Quote:
Originally Posted by shane_kerr
$ find . -type f -print0 | xargs -0l basename | awk -F . '/\./{print $NF}' | sort --unique
What could be simpler? 
|
I guess from my noobie perspective, the original was a little simpler for two reasons.
- basename: I did not know about this Thanks for sharing the tool.
- regular expressions: I am way below understanding regular expressions. They come up a lot on the web though, so I often just cut and paste such things when I find a cure for a problem. I hope some may find this one too in the future.
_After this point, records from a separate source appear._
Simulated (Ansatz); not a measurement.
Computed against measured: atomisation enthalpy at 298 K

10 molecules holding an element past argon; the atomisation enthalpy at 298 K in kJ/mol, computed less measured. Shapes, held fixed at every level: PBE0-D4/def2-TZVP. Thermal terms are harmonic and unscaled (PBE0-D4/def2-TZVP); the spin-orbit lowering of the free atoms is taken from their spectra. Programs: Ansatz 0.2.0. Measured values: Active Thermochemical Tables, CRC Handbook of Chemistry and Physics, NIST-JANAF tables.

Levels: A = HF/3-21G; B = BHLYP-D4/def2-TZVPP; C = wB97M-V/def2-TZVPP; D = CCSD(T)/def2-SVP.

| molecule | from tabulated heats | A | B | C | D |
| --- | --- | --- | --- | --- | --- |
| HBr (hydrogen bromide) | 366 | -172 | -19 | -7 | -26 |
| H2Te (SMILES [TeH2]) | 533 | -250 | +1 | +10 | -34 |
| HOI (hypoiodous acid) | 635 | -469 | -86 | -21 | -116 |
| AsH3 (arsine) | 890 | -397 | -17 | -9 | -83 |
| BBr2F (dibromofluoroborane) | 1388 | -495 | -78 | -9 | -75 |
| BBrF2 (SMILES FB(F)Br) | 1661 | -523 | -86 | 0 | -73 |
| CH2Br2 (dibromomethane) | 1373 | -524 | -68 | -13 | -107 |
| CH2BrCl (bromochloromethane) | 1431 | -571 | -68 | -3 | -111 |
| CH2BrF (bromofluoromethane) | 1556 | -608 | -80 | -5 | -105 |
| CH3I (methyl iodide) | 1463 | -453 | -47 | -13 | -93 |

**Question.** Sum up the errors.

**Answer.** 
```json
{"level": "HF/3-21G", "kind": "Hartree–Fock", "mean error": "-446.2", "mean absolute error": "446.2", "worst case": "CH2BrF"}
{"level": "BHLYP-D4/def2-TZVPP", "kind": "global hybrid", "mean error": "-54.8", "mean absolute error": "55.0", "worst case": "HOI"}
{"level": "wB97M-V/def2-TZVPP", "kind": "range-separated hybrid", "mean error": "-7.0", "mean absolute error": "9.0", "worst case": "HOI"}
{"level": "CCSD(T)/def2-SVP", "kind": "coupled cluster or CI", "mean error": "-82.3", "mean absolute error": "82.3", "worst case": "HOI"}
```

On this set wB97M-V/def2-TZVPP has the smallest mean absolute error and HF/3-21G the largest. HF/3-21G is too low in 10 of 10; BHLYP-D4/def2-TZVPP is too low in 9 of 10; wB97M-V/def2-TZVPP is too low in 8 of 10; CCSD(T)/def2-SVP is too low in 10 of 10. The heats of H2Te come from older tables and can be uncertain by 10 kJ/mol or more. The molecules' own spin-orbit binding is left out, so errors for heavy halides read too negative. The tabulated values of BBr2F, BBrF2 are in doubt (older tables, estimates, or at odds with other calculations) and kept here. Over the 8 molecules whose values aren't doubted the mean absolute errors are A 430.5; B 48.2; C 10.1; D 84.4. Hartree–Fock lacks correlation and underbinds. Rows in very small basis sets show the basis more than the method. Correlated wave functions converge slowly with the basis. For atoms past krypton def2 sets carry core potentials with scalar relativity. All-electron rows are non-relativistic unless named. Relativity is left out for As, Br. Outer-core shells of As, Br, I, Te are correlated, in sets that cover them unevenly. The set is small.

I timed the original discovery against this idea.
Reg-ex version:
Code:
user@system $ time find . -type f -print0 | xargs -0l basename | awk -F . '/\./{print $NF}' | sort --unique
.... file types ....
real 0m0.390s
user 0m0.008s
sys 0m0.028s
The execution delay was noticable. Maybe if there is a huge directory with many, many files this command could eat resources. (If that matters any more.)
Original:
Code:
user@system $ time find ./ -type f | awk -F . '{print $NF}' | sort --unique | awk -F / '{print $NF}'
.... file types ....
real 0m0.008s
user 0m0.004s
sys 0m0.000s
For comparison I also put the -printf option in the mix.
Code:
user@system $ time find ./ -type f -printf '%f\n' | awk -F . '{print $NF}' | sort --unique
.... file types ....
real 0m0.007s
user 0m0.004s
sys 0m0.000s
It looks like the winner!
However, the same -printf should work in the reg-ex version too, which can eliminate the pipe to basename. Let's see how it does.
Code:
user@system $ time find . -type f -printf '%f\n' | awk -F . '/\./{print $NF}' | sort --unique
.... file types ....
real 0m0.007s
user 0m0.000s
sys 0m0.004s
Well, after all that, I realized that I had already deleted my typeless files from the directory. When I put them back two of the improved versions failed to find the typeless files.
example:
Code:
user@system $ touch README
user@system $ touch inc/SOMEFILE
time find . -type f -printf '%f\n' | awk -F . '/\./{print $NF}' | sort --unique
css
gif
htaccess
jpg
js
patch
php
png
sql
swf
txt
real 0m0.007s
user 0m0.000s
sys 0m0.004s
The original idea and ntubski's -printf option work. So perhaps the winner is:
Code:
user@system $ time find ./ -type f -printf '%f\n' | awk -F . '{print $NF}' | sort --unique
css
gif
htaccess
jpg
js
patch
php
png
README
SOMEFILE
sql
swf
txt
real 0m0.007s
user 0m0.000s
sys 0m0.004s
It is fast as the original and finds all the file types, including those with no type.